Pantry is an excellent middle-English word for a very 21st century idea: a peer-to-peer community food collective creating larder-filling products and changing lives in one of London's poorest boroughs.

Here's how the program started: enthusiastic amateur cooks in Barking and Dagenham were given expert advice on refining their favorite home recipes into sellable products, perfecting batch-cooking, developing packaging design and sourcing ingredients. Finally, tastings were arranged, and the products were tested in market stalls.

"They're such a great team," says Nat Defriend from the Participatory City Foundation, which provides funding and support for the program. "There's a woman who does amazing things with brownies, and a women tempering her own chocolate. We've got a cake-maker. We've got a guy who makes incredible chutney. We've got a woman who makes jollof rice, and another who makes unusual and delicious things that are kind of like pesto, but not pesto."

"They're delicious, really credible food products — which until recently they were knocking up in their own kitchens," he added. "And what's really important is they've begun to operate as a collective: They've been batch-cooking together, and are taking on catering commissions together. All we did was to remove obstacles and barriers in their path, and take on the financial risk."

Launched in late 2017, Participatory City's 'Every One, Every Day' project in the Barking and Dagenham borough is awe-inspiring in its ambition, and almost certainly the largest of its kind in the world: a borough-wide, five-year, £7.2m project which aims to involve 25,000 residents and create more than 250 neighbourhood-led projects. Pantry is one of its early success stories.

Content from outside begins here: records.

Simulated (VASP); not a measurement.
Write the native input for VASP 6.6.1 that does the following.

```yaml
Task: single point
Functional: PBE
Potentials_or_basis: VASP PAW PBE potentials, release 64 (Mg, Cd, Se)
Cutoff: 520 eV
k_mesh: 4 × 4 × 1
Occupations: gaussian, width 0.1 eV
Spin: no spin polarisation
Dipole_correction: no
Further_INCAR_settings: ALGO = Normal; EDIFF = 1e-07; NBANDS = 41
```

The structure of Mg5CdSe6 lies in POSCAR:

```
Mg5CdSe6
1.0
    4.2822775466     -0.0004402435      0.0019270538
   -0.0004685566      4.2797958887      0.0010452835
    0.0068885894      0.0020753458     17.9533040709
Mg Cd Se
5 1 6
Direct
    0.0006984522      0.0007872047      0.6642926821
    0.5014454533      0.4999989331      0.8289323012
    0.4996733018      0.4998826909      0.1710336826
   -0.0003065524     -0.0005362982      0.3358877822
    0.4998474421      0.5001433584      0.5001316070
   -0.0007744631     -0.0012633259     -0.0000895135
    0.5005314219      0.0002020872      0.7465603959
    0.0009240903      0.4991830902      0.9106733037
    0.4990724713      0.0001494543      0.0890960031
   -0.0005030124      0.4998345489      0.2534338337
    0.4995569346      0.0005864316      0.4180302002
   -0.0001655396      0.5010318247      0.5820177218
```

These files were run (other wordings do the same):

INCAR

Barking and Dagenham is absolutely the right place for such a radical intervention. Still rebuilding its reputation, and its social cohesion, after the far-right British National Party won a horrifying 12 (out of 51) council seats in 2006, it has some of the worst rates in the British capital for infant mortality, educational qualifications, evictions, low pay and unemployment.

The borough's population is both growing and turning over at a remarkable rate, with a rapidly growing number of residents for whom English is a second language, and a strikingly young population: 27% of the population of roughly 210,000 are under 16 (compared to 19% nationally). And Barking and Dagenham, where 21,000 residents are pensioners, is not immune from the nationwide crisis of loneliness and social isolation, which afflicts one in seven Britons.

A research-led approach to community change

Participatory City had previously tried out its approach in Lambeth in south London, on a smaller scale, in a £300,000 project, based out of one "shop" site (there are five across Barking and Dagenham). "The main thing we learned from that," says Defriend, "is that in order for it to be potentially system-changing, or life-changing for large numbers of residents, we had to operate at scale."

It's an approach with a strikingly long gestation period. Every One, Every Day emerged from seven years of research into peer-to-peer models, whereby residents of neighbourhoods designed projects and activities together to help make them happier, greener places to live. The aim was to create a new model, distinct from the ways people usually seek to make changes in their communities, whether through formal local democracy, charities, local enterprise, or campaigning and protests.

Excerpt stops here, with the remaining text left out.